New Jersey Democratic Reps. Josh Gottheimer and Bill Pascrell, who each represent districts bordering New York, also condemned the “Congestion Tax.”
“They want to stick it to our families and commuters with a $23-a-day tax, but we won’t stand for it in Jersey — the fight is just beginning. I’m demanding the Department of Transportation reconsider their decision in the next 30 days,” Gottheimer said in a statement.

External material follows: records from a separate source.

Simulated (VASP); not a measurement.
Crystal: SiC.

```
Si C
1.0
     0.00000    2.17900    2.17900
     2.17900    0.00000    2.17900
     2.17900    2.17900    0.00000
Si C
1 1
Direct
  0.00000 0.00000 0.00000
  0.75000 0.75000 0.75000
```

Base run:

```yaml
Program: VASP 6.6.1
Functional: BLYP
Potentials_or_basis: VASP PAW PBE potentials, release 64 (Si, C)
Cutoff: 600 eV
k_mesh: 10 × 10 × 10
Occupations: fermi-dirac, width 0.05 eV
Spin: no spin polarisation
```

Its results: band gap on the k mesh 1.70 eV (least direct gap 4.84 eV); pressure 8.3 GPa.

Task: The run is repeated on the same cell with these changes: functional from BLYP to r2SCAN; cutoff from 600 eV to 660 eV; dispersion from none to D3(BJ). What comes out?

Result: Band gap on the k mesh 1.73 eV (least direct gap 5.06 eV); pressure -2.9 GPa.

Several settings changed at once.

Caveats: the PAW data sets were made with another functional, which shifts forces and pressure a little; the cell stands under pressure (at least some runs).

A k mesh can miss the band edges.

“New Jerseyans are used to paying our fair share, but New York’s congestion pricing scheme is fatally flawed and unnecessarily unfair,” said Pascrell. “New York’s plan would saddle Jersey commuters with extra taxes on top of our already-high taxes without the needed financial return for our transit systems. Having the rubber stamp of approval by the federal government is wrong and an affront to New Jersey.”
In a statement, MTA Chief of External Relations John J. McCarthy thanked the federal government for green-lighting the congestion pricing plan.
“Congestion pricing is a generational opportunity to make it easier for people to get around in, and get to, the Central Business District, by reducing traffic and funding improvements to the public transit system. To do it right, environmental equity has been an integral component. We are grateful that the FHWA has acknowledged the Project Sponsors’ efforts to date and has found the document has met the standards for legal sufficiency.”
The Associated Press contributed to this report.